Simple Country Physicist

Proper Disrespect for False Authority

Pay = Competence?

Wednesday is Ideas day at the gym, but after I finish listening to the program, which is about 50 minutes long and still have about ten minutes of exercising to do, I fill in by listening to Future Tense. One of the broadcasts I listened to was an interview with Andrew Keen who has written a book The Cult of the Amateur about how amateurs are ruining American culture.[Link]

I have to admit to not yet having read Mr. Keen’s book although I have put it on my wish list. As those who have perused my mumblings have seen the distinction between amateur and professional is one that is of considerable interest to me. Indeed, I have made argument that much of what is wrong with our society today may be blamed on the abuse and incompetence of professionals, in particular professional politicians. For some reason, government in the last century has increasingly become characterized by deprecation of knowledge workers and the partisan and personal agendas of elected and appointed politicians. Many problems of a scientific and/or technical nature are amplified and accelerated by political non-solutions.
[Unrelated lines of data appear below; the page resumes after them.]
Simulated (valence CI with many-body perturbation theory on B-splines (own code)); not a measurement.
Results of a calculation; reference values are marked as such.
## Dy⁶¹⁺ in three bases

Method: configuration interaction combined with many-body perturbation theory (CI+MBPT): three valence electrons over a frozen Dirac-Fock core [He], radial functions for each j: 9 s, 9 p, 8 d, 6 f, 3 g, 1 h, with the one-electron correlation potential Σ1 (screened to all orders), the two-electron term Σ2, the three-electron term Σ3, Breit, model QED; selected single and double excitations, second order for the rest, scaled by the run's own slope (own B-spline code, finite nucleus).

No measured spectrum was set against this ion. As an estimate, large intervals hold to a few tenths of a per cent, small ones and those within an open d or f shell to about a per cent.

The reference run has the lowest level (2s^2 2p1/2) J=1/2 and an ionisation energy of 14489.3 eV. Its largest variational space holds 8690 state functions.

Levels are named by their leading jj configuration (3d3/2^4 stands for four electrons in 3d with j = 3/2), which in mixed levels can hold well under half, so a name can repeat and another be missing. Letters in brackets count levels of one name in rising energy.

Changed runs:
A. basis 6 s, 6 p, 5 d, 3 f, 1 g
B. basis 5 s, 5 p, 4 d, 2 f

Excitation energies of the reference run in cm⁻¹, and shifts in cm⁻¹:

Mr. Keen’s interview on Future Tense, admittedly brief, and others, [Link] indicate a concern that the “writers” of the internet, those who blog and otherwise “publish” information are destroying society by misinformation. He states that information propagation on the internet should be the province of professional journalists.

Baldertripe! Ivory soap fraction of all journalists are as prone to misinformation as are the most rabid and demagogic bloggers. Reportage is almost uniformly slanted, diluted, and neutered. Key information is deleted as not contributing to whatever slant the “professional”journalist wants to convey under the excuse of being too detailed, technical, or difficult for the reader. Analysis is also biased towards the end state favored by the journalist or his employer.

Admittedly bloggers are poor discoverers of information, not being subsidized to search out information or given access to information sources. They also produce better coverage, better writing, and markedly better analysis in the epitome if not in the mean. Overall while the mean of bloggers may lag that of the mean of professional journalists, the upper tails of the blogger distribution are five and six sigma better than the upper tails of the professional journalist distribution. (n.b. the sigma are those of the professional journalist distribution, about an order of magnitude smaller than the sigma of the blogger distribution.)

One suspects that we are the victims of our own insecurity. With the increased insecurity of the workplace in the last couple of decades, we have overextended the application of the term professional. Do we really think that professional French fryers and office clerks are on a par with physicians and solicitors? What has happened to the dignity of craft or trade. Is plumbing a profession or a craft?

And what prithee is wrong with being an amateur? Until the Twentieth century most of the people who advanced civilization and society were amateurs. Yes, most amateurs are unworthy of hire, their abilities sparse and unformed, but the top ten percent of amateurs, those who are exception in their hobby or avocation, are far beyond their rank equivalent professionals. In most cases, we may look to professionals for acceptable performance blighted by stodginess and irrational, insentient, and incognative conservatism, but must trust to the exceptional amateurs for exceptional results that advance humanity.